So how to I go low carb? I am probably the only person on the planet who has never tried or even researched a low carb diet. I love pasta and rice and potatoes but most importantly PASTA! I have been craving sugars constantly lately. I don’t know if it a stress reaction or a health reaction but I feel like I cannot survive without something sweet entering my mouth. I used to be a health freak and in the last year have gained a bunch of weight and has lost all self-control.

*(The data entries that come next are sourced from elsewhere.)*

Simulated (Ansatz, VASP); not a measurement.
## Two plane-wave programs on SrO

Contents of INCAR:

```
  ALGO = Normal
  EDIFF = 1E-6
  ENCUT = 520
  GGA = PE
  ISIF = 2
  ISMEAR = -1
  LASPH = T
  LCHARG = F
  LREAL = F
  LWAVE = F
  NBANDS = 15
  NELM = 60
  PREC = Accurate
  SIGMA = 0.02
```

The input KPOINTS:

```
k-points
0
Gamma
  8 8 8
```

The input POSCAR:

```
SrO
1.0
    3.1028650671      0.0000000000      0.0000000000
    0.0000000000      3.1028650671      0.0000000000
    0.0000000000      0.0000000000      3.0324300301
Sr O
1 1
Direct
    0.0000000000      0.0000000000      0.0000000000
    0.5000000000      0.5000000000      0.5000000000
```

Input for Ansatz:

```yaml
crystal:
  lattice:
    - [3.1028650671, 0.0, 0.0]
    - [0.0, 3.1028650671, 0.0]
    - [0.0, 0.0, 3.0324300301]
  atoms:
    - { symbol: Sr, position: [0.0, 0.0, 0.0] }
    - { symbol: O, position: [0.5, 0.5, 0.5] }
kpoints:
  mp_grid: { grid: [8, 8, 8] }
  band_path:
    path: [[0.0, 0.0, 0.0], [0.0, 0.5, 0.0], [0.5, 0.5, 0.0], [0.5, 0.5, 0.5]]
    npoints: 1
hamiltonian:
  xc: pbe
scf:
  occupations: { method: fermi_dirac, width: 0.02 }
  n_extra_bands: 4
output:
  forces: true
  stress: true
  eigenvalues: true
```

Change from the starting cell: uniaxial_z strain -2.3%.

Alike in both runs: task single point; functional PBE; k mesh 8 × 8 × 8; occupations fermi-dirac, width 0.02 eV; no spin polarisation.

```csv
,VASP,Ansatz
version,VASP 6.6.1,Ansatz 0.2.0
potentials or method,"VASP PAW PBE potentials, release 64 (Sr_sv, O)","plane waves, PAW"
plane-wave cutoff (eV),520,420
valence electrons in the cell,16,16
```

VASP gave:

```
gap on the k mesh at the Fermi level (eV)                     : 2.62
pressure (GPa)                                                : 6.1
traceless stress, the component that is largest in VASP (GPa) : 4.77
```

I think I can regain self-control soon. Once my classes are over, hopefully I can go back to normal. I have other stressors, many of which have been especially bad in the recent months, but even those have to go back to normal sooner rather than later. I haven’t had time to knit lately and I wonder how much that has to do with not being able to center myself. I finally finished a pair of socks and started a new pair for myself despite all the Christmas knitting that has to get done way too soon.
If anyone has any low carb ideas for a former vegetarian who doesn’t want to eat meat 24/7, please let me know. I need advice!
I remember hearing in a blog about product vs process knitting. There are two types of knitters, those who knit to get something out of it such as a pair of socks or a sweater and those who do it for the love of knitting itself and learning new techniques. How can you tell which type you are? Do you have a million unfinished objects laying around your bedroom? If you do, you are likely a process knitter. Do you get bored easily and move on to the next thing? Process knitter. Do you work as fast as possible on one thing and only feel happy once it is finished? Project knitter. I like small projects like socks and accessories because I love finishing that special something and showing it off. I get frustrated easily though and have given up on a lot of projects lately. Plus, if I have more than one thing on my needles, something gets thrown aside and never pulled out again.
2011-03 I-Pod Cozy
2011-03 I-pod cozy
A few weeks ago I cracked the screen on my I-Pod. Thank goodness I had a warranty and was able to get a new (refurbished) one. However, I realized that my cover was not good enough. I had an idea of what I wanted but it was only last week that I was truly able to envision it. This is knit with my own homespun, but it is a sock weight yarn. It is a simple pattern but looks fantastic and knit in wool, will protect your I-pod from minor damage as well as getting wet.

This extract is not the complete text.